Preview

Site Audit

Crawl a site into a timestamped snapshot of every URL — response codes, headers, and body — then diff a BEFORE against an AFTER to prove a migration changed nothing it shouldn’t have, or flag exactly what did.

Built on the same crawler as Site Search, but a distinct product: where Site Search indexes a site to make it findable, Site Audit freezes a site to make it comparable.

First use case: a portable, replayable snapshot

Point the crawler at a site and Site Audit captures, per URL, the full response state into a standard HAR file — stamped with the crawl time so two crawls of the same site coexist instead of overwriting each other. The snapshot is an immutable, labelled baseline (pre-migration 2026-06-28), not a search index that gets upserted in place.
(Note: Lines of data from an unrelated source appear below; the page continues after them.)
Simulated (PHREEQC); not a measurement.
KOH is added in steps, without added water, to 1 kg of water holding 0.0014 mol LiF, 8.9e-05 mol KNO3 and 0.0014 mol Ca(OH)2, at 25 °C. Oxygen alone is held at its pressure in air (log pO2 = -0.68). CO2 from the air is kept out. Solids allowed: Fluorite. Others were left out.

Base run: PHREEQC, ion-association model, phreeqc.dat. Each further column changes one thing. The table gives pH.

Because it is a HAR — not a bespoke report format — the snapshot is an executable artifact, not a dead document. It diffs, it converts to HURL, and it replays. Everything below is built on that one capture.

Captured per URL	What it is	Why it matters in a diff
Response code	`status` + reason (`200 OK`, `404`, `503`…)	Catches newly broken, newly redirected, or newly erroring pages
Response headers	All of them — incl. `HSTS`, `CSP`, `X-Frame-Options`, `Cache-Control`, `Content-Type`, `Server`	Catches dropped security headers and tech-stack / cache regressions
Request headers	As sent on the captured request	Makes the snapshot faithfully replayable
Body size	Bytes returned	Sharp shrink = content loss / broken render; bloat = regression
HTTP version + latency	`h1`/`h2`/`h3` and response time (ms)	Catches protocol downgrades and performance cliffs
Content hash	SHA-256 of the body	Detects silent content drift even when status and size are unchanged
Crawl timestamp	When the URL was captured	Anchors the baseline; lets you say exactly what AFTER is compared to

How a migration audit runs

1 Snapshot BEFORE

Crawl the live site and freeze it as a labelled baseline. Minutes of work, and the expensive half — the crawl — is the part that already runs.

2 Make the change

Replatform, CMS or domain move, redesign, redirect-map rollout, infra cutover — whatever the migration is. Site Audit doesn’t care how you change it.

3 Snapshot AFTER

Crawl again into a second labelled snapshot. Now two frozen states of the same site exist side by side, ready to compare.

4 Diff + score

Per-URL deltas roll up into one migration-health score, a human-readable report, and a machine-readable JSON diff you can gate a release on.

What the diff surfaces

Status transitions

200→404 broken, 200→3xx newly redirected, →5xx error introduced, 404→200 fixed.

Dropped security headers

An HSTS, CSP, or X-Frame-Options header that was present BEFORE and is missing AFTER — a silent, easy-to-miss migration regression.

Body-size & content drift

Sharp size deltas flag content loss or broken renders; the SHA-256 hash catches changes even when status and size look identical.

Redirect-chain changes

A clean 301 that became a redirect loop, or a chain that grew an extra hop, shows up per URL.

URL coverage

Present BEFORE but missing AFTER = lost pages. Present AFTER only = net-new pages. The two lists are usually the first thing a migration owner wants.

One health score

The deltas roll into a single number so “did the migration regress anything?” has a yes/no answer, with the detail one click away.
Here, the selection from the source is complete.